Donald Trump's pledge to drain the swamp in Washington has already turned out to be a cruel hoax on the working class voters who believed it, as his transition quickly leaned on insider lobbyists and his administration is filling with the corporate elites and Goldman Sachs bankers he attacked during the campaign. But you might think that at least Democratic Party-affiliated lobbyists would suffer some in a city where lobby firms even color-code their rosters, red for Republicans and blue for Democrats, because lobbying is often based on revolving door partisan appeals, and the Democrats are completely out of power.
But homo lobbius is a resilient species, and top Democratic lobbyists are pursuing their survival strategies.
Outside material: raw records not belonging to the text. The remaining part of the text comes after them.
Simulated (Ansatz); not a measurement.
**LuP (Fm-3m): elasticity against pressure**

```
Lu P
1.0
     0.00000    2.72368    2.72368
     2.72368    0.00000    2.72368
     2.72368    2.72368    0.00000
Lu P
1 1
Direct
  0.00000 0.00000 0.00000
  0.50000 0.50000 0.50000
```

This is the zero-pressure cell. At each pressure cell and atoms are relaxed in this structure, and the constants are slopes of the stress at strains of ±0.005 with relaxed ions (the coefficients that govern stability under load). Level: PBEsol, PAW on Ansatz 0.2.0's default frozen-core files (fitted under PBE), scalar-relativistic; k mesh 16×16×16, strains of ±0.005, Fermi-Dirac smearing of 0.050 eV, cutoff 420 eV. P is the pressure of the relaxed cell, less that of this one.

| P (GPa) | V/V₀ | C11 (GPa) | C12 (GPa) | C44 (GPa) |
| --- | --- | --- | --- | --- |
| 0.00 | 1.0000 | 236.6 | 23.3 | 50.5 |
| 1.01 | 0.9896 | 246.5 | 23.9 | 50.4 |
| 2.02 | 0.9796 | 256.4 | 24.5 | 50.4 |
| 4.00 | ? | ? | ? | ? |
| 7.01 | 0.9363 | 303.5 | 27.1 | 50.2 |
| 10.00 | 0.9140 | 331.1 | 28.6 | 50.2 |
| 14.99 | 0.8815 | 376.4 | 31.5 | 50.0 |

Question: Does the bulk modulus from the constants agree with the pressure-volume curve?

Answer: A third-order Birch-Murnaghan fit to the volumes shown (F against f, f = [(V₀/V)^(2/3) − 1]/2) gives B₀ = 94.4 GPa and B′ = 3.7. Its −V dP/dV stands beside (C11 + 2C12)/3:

For example, Democratic mega-lobbyist Tony Podesta (disclosure: my wonderful landlord in the early nineties) is publicly fawning over the Trump family, informing the Boston Globe that daughter Ivanka Trump "is a great businesswoman. She is a really interesting person..." and telling the New York Times that "[i]t will be great" to have Ivanka's family living in his Kalorama neighborhood.
But long-time Democratic power lawyer-lobbyist Jamie Gorelick has gone a step further: It emerged over the weekend that she has been hired to represent Ivanka's husband, Jared Kushner, as he addresses the legal ethics issues related to him joining Donald Trump's administration. Kushner, a real estate executive with no government experience, has just been named to serve in the White House job as senior adviser to Trump. Kushner, according to the Times, "has been described by numerous transition staff members as the first among equals in Mr. Trump's high command."
Some experts on legal ethics and Democrats in Congress have argued that Trump appointing Kushner might violate a federal law barring the hiring of family members, including sons-in-law, for federal jobs, a law enacted after President John F. Kennedy installed his brother Robert as attorney general. Gorelick has been making the rounds, speaking on a Trump transition conference call with reporters, insisting that the White House is not a federal agency within the coverage of this anti-nepotism law and explaining how Kushner will divest and restructure assets to avoid conflicts of interest.
Gorelick, a partner at the law firm Wilmer Hale, would seem an odd choice to directly serve the family of Donald Trump. After all, Trump is the man who told Hillary Clinton during a debate last fall that if he were elected, "you'd be in jail." And Gorelick, she has long been on the Clinton team, at least we thought.
Gorelick served in Bill Clinton's administration as deputy attorney general, the number two official at the Justice Department, and she was mentioned as a candidate to be Hillary Clinton's attorney general. Gorelick has donated more than $171,200 to federal candidates or committees since 1997, mostly to Democrats, with $11,000 of those contributions going to Hillary Clinton's Senate and presidential campaigns.
In 2015, Gorelick represented the Clinton Foundation, on whose board of directors Hillary Clinton served from 2013 to 2015, in its successful defense against a lawsuit brought by conservative activist Larry Klayman. Gorelick also led efforts to criticize FBI Director James Comey's "October surprise" letter to Congress regarding newly-discovered emails on a computer linked to one of Hillary Clinton's aides.
But to those who have followed Gorelick's career over the years, her assisting the Trumps in pushing the ethical envelope is no surprise. She is a symbol of revolving door Washington, where well-educated, highly-capable people trade on government experience and connections to help special interests get their way over everyone else.
After leaving the Clinton administration, Gorelick served as vice chair of Fannie Mae, the giant mortgage lender, from 1998 to 2003, and received some $25.6 million in compensation, including bonuses. In 2006, DC-based Fannie Mae was fined $400 million for accounting manipulation tied to executives' bonuses that occurred from 1998 to 2004; Gorelick was not charged with any wrongdoing. Fannie Mae's increasingly risky business strategy in the 2000s eventually required a huge taxpayer bailout.
At WilmerHale, Gorelick has represented a wide range of major corporate clients. Federal disclosure forms show she has lobbied for Google, JPMorgan Chase, Lazard Freres and others. She represented BP, pressing to limit government efforts to hold the energy giant responsible for the massive Gulf of Mexico oil spill.
Gorelick also lobbied from 2009 to 2010 on behalf of student loan giant Sallie Mae as part of an intense effort by that company and big banks to block the Obama administration's effort to reform the student loan system by eliminating nonsensical, wasteful loan subsidies to private lenders. The Obama administration ultimately prevailed over Gorelick and the other special interest lobbyists, and the reform has saved billions for students and taxpayers.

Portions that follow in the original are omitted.